3Play Media
alternatives for
ad agencies.
3Play Media is the default captioning vendor for most enterprise teams — with published rates that step from $1.90/min at 10-day turnaround to $6.00/min at two hours. For ad agencies running single spots, the price-per-spot math is the question. Here is what Rev, Verbit, Aberdeen, NCI, AI-only tools, and Post Slate actually charge, and what each is good for.
Short answer: 3Play Media is the right vendor if you have enterprise volume and need a single contract covering captions, audio description, transcription, and translation. For a single :30 commercial spot, 3Play's per-minute pricing is rarely the cheapest option, and the rush turnaround tier (2-hour, ~$6.00/min) is what most agencies actually buy — which is when alternatives start to make sense.
Who, what, when
Who: ad agencies, production companies, and brand-side video teams looking at 3Play and asking what else is out there. What: a real comparison — Rev for transparent flat pricing, Verbit for enterprise SLAs, AI tools for sub-broadcast work, and Post Slate for single-spot ceiling pricing. When: when 3Play's per-minute math doesn't fit the per-asset budget.
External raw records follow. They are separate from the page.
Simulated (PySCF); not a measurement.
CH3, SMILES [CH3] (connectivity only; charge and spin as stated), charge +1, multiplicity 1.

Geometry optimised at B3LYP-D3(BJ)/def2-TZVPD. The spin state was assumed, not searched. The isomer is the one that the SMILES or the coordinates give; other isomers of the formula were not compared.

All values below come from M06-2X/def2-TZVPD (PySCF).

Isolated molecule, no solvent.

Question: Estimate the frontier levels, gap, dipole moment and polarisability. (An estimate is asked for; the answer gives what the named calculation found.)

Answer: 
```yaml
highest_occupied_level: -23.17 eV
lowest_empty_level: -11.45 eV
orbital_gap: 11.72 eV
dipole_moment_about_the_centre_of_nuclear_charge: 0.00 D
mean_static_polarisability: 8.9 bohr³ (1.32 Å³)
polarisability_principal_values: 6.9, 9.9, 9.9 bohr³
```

3Play Media is the largest captioning vendor in the enterprise/edu/broadcast segment by revenue. They acquired CaptionMax in early 2022, retiring that brand in September 2022 — meaning the historic broadcast-captioning specialist is now part of the same company. That consolidation is part of what is driving agencies to look at alternatives: when one vendor owns most of the high-end broadcast pipeline, single-asset pricing tends to harden upward.
What does 3Play Media actually charge per spot?
3Play's main pricing page is gated to a personalized-quote workflow; flat per-minute rates do not appear on the public site. The reference pricing most procurement teams use comes from third-party rate sheets like Cornell IT's vendor documentation and the University of Wisconsin-Madison knowledge base.
Standard offline captioning runs roughly $1.90/min at 10-business-day turnaround, $2.60/min at 2-business-day, and $6.00/min at the 2-hour rush tier. Audio description (from Cornell's 2020 rate sheet, current rates not publicly listed on 3playmedia.com) was $7.50/min standard, $12.00/min extended, with the UW-Madison 2026 documentation citing standard AD at $7.25/min (4-day), $9.25/min (2-day), $11.25/min (1-day). Live professional captioning is around $2.30/min.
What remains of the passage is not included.